Input Validation and Sanitization
Input Validation and Sanitization
Password input validation represents a critical security boundary often implemented incorrectly. While passwords should accept diverse character sets to maximize entropy, certain validations remain necessary for security and system stability. The challenge lies in implementing these validations without reducing password space or creating vulnerabilities.
Length limits prevent both weak passwords and denial-of-service attacks. Minimum lengths should enforce reasonable security—12 characters for standard applications, 16 for high-security contexts. Maximum lengths prevent memory exhaustion attacks but should be generous—128 to 256 characters accommodate passphrases while preventing abuse. Rejecting passwords over 1KB protects against resource exhaustion without limiting legitimate use.
import re
import unicodedata
from typing import Tuple, Optional
class PasswordValidator:
"""Secure password validation with comprehensive checks"""
def __init__(self, min_length=12, max_length=128, require_complexity=True):
self.min_length = min_length
self.max_length = max_length
self.require_complexity = require_complexity
def validate(self, password: str) -> Tuple[bool, Optional[str]]:
"""Validate password with security-focused rules"""
# Check if password exists
if not password:
return False, "Password cannot be empty"
# Length validation
if len(password) < self.min_length:
return False, f"Password must be at least {self.min_length} characters"
if len(password) > self.max_length:
return False, f"Password cannot exceed {self.max_length} characters"
# Prevent DoS through excessive memory usage
if len(password.encode('utf-8')) > 1024: # 1KB limit
return False, "Password too long"
# Normalize Unicode to prevent homograph attacks
normalized = unicodedata.normalize('NFKC', password)
if normalized != password:
return False, "Password contains ambiguous characters"
# Check for null bytes (security issue)
if '\x00' in password:
return False, "Password contains invalid characters"
# Complexity requirements (if enabled)
if self.require_complexity:
complexity_ok, complexity_msg = self._check_complexity(password)
if not complexity_ok:
return False, complexity_msg
# Check against common patterns (optional)
pattern_ok, pattern_msg = self._check_patterns(password)
if not pattern_ok:
return False, pattern_msg
return True, None
def _check_complexity(self, password: str) -> Tuple[bool, Optional[str]]:
"""Check password complexity requirements"""
checks = {
'lowercase': (r'[a-z]', "lowercase letter"),
'uppercase': (r'[A-Z]', "uppercase letter"),
'digit': (r'\d', "number"),
'special': (r'[!@#$%^&*(),.?":{}|<>]', "special character")
}
missing = []
for check_name, (pattern, description) in checks.items():
if not re.search(pattern, password):
missing.append(description)
# Require at least 3 out of 4 character classes
if len(missing) > 1:
return False, f"Password must contain at least: {', '.join(missing)}"
return True, None
def _check_patterns(self, password: str) -> Tuple[bool, Optional[str]]:
"""Check for common weak patterns"""
# Sequential characters
if re.search(r'(012|123|234|345|456|567|678|789|890)', password):
return False, "Password contains sequential numbers"

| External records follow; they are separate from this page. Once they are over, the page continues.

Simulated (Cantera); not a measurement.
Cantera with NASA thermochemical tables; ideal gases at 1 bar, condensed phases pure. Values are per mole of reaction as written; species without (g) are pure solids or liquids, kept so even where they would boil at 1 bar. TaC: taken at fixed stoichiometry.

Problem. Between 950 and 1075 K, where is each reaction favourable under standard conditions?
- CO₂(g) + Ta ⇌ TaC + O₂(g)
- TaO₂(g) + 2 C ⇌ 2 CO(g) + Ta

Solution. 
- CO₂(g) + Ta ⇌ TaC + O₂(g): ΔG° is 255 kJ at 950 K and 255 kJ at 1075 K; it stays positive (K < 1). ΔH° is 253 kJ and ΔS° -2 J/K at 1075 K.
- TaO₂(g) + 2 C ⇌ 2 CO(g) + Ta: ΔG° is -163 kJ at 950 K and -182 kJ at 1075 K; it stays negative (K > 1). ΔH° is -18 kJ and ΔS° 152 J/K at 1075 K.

if re.search(r'(abc|bcd|cde|def|efg|fgh|ghi|hij|ijk|jkl|klm|lmn|'
r'mno|nop|opq|pqr|qrs|rst|stu|tuv|uvw|vwx|wxy|xyz)',
password.lower()):
return False, "Password contains sequential letters"
# Repeated characters
if re.search(r'(.)\1{3,}', password):
return False, "Password contains too many repeated characters"
# Keyboard patterns (simplified check)
keyboard_patterns = ['qwerty', 'asdfgh', 'zxcvbn', '123456', 'password']
password_lower = password.lower()
for pattern in keyboard_patterns:
if pattern in password_lower:
return False, f"Password contains common pattern: {pattern}"
return True, None
# Advanced validation with context
class ContextualPasswordValidator(PasswordValidator):
"""Password validation with user context"""
def validate_with_context(self, password: str, username: str,
email: str = None, old_password: str = None) -> Tuple[bool, Optional[str]]:
"""Validate password considering user context"""
# Basic validation first
valid, msg = self.validate(password)
if not valid:
return False, msg
# Check password doesn't contain username
if username.lower() in password.lower():
return False, "Password cannot contain username"
# Check email parts
if email:
email_parts = email.lower().split('@')[0].split('.')
for part in email_parts:
if len(part) > 3 and part in password.lower():
return False, "Password cannot contain email address parts"
# Check similarity to old password
if old_password:
if self._calculate_similarity(password, old_password) > 0.8:
return False, "New password too similar to old password"
return True, None
def _calculate_similarity(self, str1: str, str2: str) -> float:
"""Calculate similarity between two strings"""
# Simple Jaccard similarity for demonstration
set1 = set(str1.lower())
set2 = set(str2.lower())
intersection = len(set1 & set2)
union = len(set1 | set2)
return intersection / union if union > 0 else 0
Character encoding issues create subtle vulnerabilities. Always handle passwords as UTF-8 encoded strings, properly supporting international characters. Normalize Unicode input to prevent homograph attacks where visually similar characters bypass security checks. However, avoid modifying passwords beyond normalization—transformations like lowercasing or trimming spaces can confuse users and reduce entropy.